ON THE SPOT

Having different names lead to travel troubles

By Catharine Hamm, Los Angeles Times Staff Writer
06:15 PM PDT, March 25, 2008

Question: My daughter, who is 7, and I are traveling to Paris for spring break. My husband is not joining us, and my daughter and I have different last names. What are the requirements for one parent traveling with a child out of the country?

--Dori McMurtrey, Torrance

Answer: The main requirement is that you pack your patience along with documents that other mothers probably don't need.

McMurtrey's question, on the surface, might seem like an overreaction. But travel these days is all about the unexpected. What is actually a lovely mother-daughter trip in your eyes may appear to be a kidnapping to some authorities.

Here's what Cy Ferenchak, a State Department spokesman, advises: "Carry a photocopy of the child's birth certificate, which I assume matches the name on the parent's passport. Also, prepare a notarized power of attorney authorizing one parent to travel out of the country with the daughter."

You also might carry a copy of your marriage license, just in case.

Marissa Vallbona of La Jolla said she encountered problems not at the border but with the airlines, which assumed that because she and her children and her husband all had different last names they were not a family, so they were seated separately. She always tells the airline that she and her sons are a family traveling together.

And if the authorities or airlines don't trip you up, "helpful" people just may.

Just ask Kelly Utt-Grubb, whose last name is neither Utt nor Grubb but Utt-Grubb, as is her husband's. How she reconciled the "take his last name or keep my own or find something different" question gave birth to a firm called Name Counsel consulting services, which helps people (brides-to-be, the newly divorced) grapple with names.

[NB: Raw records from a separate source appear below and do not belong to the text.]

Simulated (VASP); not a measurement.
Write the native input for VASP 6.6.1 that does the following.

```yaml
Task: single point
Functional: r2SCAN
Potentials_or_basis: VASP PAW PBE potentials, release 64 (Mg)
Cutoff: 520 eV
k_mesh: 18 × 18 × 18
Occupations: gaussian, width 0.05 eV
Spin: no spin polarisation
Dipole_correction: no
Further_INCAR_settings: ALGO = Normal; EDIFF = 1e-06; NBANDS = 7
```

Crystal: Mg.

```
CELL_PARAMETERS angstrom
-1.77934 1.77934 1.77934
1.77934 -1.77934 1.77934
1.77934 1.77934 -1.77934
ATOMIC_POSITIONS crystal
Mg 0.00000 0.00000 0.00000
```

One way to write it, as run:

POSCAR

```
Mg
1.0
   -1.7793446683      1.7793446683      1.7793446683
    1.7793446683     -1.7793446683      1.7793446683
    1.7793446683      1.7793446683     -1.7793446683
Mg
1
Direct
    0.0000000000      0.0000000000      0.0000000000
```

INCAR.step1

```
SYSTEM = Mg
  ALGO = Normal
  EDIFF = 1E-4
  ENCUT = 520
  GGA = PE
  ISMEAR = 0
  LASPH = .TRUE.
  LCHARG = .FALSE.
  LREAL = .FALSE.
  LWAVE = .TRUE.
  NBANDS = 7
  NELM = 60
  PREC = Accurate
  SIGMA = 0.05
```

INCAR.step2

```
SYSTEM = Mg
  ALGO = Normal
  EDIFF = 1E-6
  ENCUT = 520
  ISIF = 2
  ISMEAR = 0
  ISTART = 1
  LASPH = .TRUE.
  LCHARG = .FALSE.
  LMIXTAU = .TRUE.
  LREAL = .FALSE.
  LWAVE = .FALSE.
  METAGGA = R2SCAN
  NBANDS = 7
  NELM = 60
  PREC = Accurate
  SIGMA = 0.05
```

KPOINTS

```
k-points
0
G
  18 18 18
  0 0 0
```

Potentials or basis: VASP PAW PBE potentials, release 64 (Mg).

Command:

She and her husband chose a hyphenated last name, hers and his, and that is also the name her children use. When I spoke with her recently, she was just undoing what a service person had done "who assumed my name was Grubb [and] changed that on our account . . . like she was doing me a favor," Utt-Grubb said.

Utt-Grubb noted that the best preparation may be mental. "Realize up front you're going to have to deal with" issues surrounding the names, whether they're legal or just regular life. Names, she said, can be a loaded topic: "People for some reason still feel very free to comment on that."

With a game plan and documentation, though, you may get the last word.